Furthermore, teachers with kids of their own face issues at home. Their attention can be divided between assisting their own kids and teaching their students. Making sure that everyone is successful is tough to balance, according to Pre-AP and AP Chemistry teacher Christopher Cieri.

“I have two children, 8 and 10, and virtual learning has been incredibly challenging for them,” Cieri said. “It is nearly impossible for me to teach my students and also help my children with their online learning at the same time. Besides the challenge of needing to help my children, it is very difficult to intervene when students are struggling. In class, I can quietly help them while the other students keep working but over Zoom, people hear everything and it is tough to help struggling students unless they choose to come to a DEN or tutorials.”

Teachers have also noticed how the freshmen are handling the start of their high school career.  According to Martin, she thinks that freshmen were expecting a more “normal” school versus what school is like now. 

“[The freshmen] seemed a bit overwhelmed with the newness of the school and having to do Zoom from their desk,” Martin said. “Most of them had a setup that they’ve been using at home, just like me, and this is yet another round of ‘new’ for all of us. I am proud of my freshman, [and] most are trying to stay engaged, but are not used to being so ‘on their own.’”

However, teachers are doing their best to remain positive about the new school situation. Whether it be allowing students to find their own academic path in a class or seeing that teachers embrace their student’s newfound individuality, virtual school has proven to be memorable.

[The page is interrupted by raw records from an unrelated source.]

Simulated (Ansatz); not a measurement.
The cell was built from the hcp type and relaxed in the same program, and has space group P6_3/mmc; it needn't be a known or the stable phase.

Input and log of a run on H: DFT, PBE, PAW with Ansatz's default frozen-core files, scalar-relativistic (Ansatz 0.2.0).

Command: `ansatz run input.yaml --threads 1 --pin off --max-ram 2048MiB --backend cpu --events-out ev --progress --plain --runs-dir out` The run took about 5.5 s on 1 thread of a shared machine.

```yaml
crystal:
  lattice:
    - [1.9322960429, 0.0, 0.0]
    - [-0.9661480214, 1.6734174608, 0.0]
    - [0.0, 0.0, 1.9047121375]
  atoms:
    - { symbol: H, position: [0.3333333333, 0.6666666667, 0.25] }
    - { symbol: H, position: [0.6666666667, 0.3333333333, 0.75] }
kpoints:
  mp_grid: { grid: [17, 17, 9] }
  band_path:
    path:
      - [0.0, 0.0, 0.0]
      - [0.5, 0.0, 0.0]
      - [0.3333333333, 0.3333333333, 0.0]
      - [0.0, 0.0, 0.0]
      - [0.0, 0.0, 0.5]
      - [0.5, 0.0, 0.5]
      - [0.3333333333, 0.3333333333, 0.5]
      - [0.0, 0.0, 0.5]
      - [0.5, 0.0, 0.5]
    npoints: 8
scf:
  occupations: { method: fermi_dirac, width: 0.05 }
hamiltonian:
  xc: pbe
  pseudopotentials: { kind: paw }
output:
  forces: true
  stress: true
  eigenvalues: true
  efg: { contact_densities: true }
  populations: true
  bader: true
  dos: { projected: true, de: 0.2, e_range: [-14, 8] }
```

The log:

“​This experience will always be part of my teaching story,” Martinez said. “I will appreciate the ways it has pushed me out of my comfort zone and forced me to try new things. Some of those things I will keep with me no matter the situation. I have grown in patience with myself over this process. I have also recognized that building relationships with my students is what I value the most and that I really do miss all of those everyday opportunities to interact and laugh with my students.”